Kris' celebrations of machismo are his most patently stupid entries. When [Mick] Jagger works with the form, it's endearing because basically Jagger's assertiveness is compensating for failure. With Kris, it's sheer one-dimensional braggodocio….

"Smokey," "Border Lord" … and "Gettin' By High and Strange" … are the "love" songs least ambiguous in their intent. But when Kris attempts to shade in the emotional side of his affairs, he really steps in it. In "Little Girl Lost," for example, the stanzas alternate between objective consideration of his "little girl," bitterness at the way he was treated by her, and a melting forgiveness addressed to a third party who is about to "take her." The transitions are abrupt and irrational.

Kris is equally indigestible when he waxes reflective…. On "Burden of Freedom," Kris plays his namesake, Christ … but proves his obtuseness and egocentricity in the last stanza when he "cleverly" turns the tables…. Asking for forgiveness of your enemies is indeed Christ-like; to ask for forgiveness of your own transgressions, with the implications that the person who would refuse it is morally unenlightened, is grossly self-indulgent.

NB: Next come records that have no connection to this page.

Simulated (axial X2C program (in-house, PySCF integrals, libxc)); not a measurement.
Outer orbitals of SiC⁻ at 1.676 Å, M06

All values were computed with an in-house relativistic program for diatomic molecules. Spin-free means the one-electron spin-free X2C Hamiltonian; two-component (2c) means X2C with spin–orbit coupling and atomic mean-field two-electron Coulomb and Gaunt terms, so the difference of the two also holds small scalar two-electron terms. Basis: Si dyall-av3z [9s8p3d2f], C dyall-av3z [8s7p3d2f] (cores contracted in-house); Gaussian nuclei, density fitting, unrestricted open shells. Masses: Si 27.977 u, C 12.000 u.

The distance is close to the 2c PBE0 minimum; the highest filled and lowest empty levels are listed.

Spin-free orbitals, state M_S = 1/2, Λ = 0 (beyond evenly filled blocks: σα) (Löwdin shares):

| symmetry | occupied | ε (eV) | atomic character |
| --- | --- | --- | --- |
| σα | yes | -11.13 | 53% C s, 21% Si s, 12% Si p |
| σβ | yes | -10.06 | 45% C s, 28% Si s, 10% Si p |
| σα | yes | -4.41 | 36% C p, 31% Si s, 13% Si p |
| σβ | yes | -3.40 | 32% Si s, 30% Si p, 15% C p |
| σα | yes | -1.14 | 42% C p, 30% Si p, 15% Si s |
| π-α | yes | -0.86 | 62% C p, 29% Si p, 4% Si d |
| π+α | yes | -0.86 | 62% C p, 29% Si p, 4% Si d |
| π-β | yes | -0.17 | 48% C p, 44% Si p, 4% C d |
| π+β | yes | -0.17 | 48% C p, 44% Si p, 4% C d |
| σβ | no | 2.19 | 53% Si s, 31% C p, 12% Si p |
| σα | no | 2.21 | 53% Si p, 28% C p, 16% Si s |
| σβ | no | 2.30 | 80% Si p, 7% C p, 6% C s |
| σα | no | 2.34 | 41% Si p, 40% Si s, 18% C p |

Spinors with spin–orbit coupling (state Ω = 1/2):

Kris has a fondness for dualities—"the bitter for the sweet," "the laughter and the tears"—which includes a backwoods Calvinist sense of right and wrong. He also has a taste for cheap irony … as well as the ability to make the tautological sound striking…. His sentences are very long clauses and prepositional phrases Latinately balanced, and betray this country and western singer's Oxford education….

Kris may or may not be a poet, a picker, a prophet, a pusher, a pilgrim, and a preacher, as his song "The Pilgrim—Chapter 33" enumerates, but he certainly is "a walking contradiction." By appealing to the more cosmopolitan urges among C & W listeners, as well as the more provincial yearnings among the rock audience, Kris has won a sizable following in both camps. But what makes him commercial condemns him artistically. He has neither the intensity and originality of vision of the solo artist (Neil Young or Joni Mitchell), not the simple integrity and force of personality of the more restricted country and western artist (e.g., his mentor, Johnny Cash). What is left is a strange hybrid: a C & W Jim Morrison, or a Bobby Goldsboro with sex appeal….

In the final analysis, Kris is no more a good old boy from Nashville than Neil Young is a rancher, George Harrison a mystic, or Frank Zappa a freak. He's just as rootless as the rest of us, creating his identity not out of family, work, religion, geography, but wishes, fantasies and the need for a sense of place.